Ah the old strawman argument, so where do you draw the line?
It's not a strawman, and frankly I don't believe for a second that you don't already know it, so stop playing dumb.
You have no limiting principle except the subjective opinion of the individual. In other words as long as something can be shown to have measurable negative social, environmental, or health impacts that can be used as an excuse to 'control' (i.e. effectively attempt to ban it in the long term) anything that enough people in power deem abhorrent or atypical.
I, or rather my side of the argument, does have a limiting principle; as soon as something directly infringes on others rights and freedoms it should be controlled. In other words it ain't anybody's business unless you're hurting somebody else.
Gambling doesn't hurt anybody else except in an amorphous sense which we A. clearly aren't talking about when we talk about infringing on others rights and freedoms, and B. is impossible to try and control for without taking authoritarian measures.
reality is since time began society has placed restrictions to try and protect people. from stupidity.
The vast majority of societies throughout history have been authoritarian hellholes. Of those that weren't/aren't they either failed to live up to their principles (we are flawed beings after all), or they accepted the fact that if freedom is to mean anything at all then it must include the freedom to make mistakes...
You cannot legislate away stupidity, and history shows that it is in fact stupidity to even attempt it.
Fortunately we live in a democracy where if you don’t like the rules being made you can use your vote to change the rule makers. Already has, they've banned avgas for race cars which sucks but I get why and can live with it.
Except of course that you can't because that isn't how a representative democracy works, especially not a dual party representative democracy.
If you don't have somebody representing your position in politics/the halls of power then that opinion effectively doesn't matter politically. Even if you do have a representative odds are that you will still lose unless your rep is a mainstream candidate, because 90-95% of all voters are totally ill informed on the vast majority of issues, even the ones they proclaim to care about most, and as such fall into tribal patterns instead of actually making a decision based on an informed understanding of the issue. That problem is amplified in a lot of ways in a mandatory voting system as well, but that's an aside.
there is very clear and unequivocal evidence that reducing access and making it less socially acceptable reduces usage. Banning advertising and reducing easy access may change some addicts to change how they gamble but it will also reduce those who get addicted, As can be clearly seen when you compare wa to nsw.
Utter ivory tower BS. The same nonsense crap people have been spewing since time immemorial, and the same lesson that certain parts of society seems incapable of learning.
All that those studies show is either that the problem has moved, or that it's become difficult to measure.

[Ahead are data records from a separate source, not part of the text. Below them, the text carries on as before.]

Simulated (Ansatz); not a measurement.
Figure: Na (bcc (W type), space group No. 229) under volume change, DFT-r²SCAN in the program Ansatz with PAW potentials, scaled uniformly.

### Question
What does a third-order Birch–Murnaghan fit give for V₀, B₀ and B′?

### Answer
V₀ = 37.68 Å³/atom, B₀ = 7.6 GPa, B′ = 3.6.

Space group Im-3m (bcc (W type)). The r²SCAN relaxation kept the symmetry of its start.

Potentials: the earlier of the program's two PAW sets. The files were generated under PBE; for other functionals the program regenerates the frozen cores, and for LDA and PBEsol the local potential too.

In the case of e.g. cigarettes, the restriction of cigarettes has directly lead to an uptick in other methods of consuming nicotine, or worse. So sure the number of smokers has dropped, however the number of vapers (currently) and other similar addicts rises to meet the demand.
In addictions like gambling it's even worse.
See the gambling addicts don't have anywhere else to get their high, but they don't go away either, so they are forced to find other ways of gambling, ways that can't easily be measured by dickheads whom were never taught to live and let live when they were kids...
In other words they turn to uncontrollable methods of gambling to meet the demand, i.e. illegal, organised crime, and online gambling operations, all of which have
significantly worse outcomes for society than just allowing people to gamble and trying to fix the problems that ensue when they arise.
Prohibition, the war on drugs, outlawing gambling, the sex trade, abortions, even things like the outlawing of homosexuality, etc, etc, etc, how many ruined lives and unintended consequences before western society learns the bloody lesson; prohibition, in all it's forms, doesn't f**king work.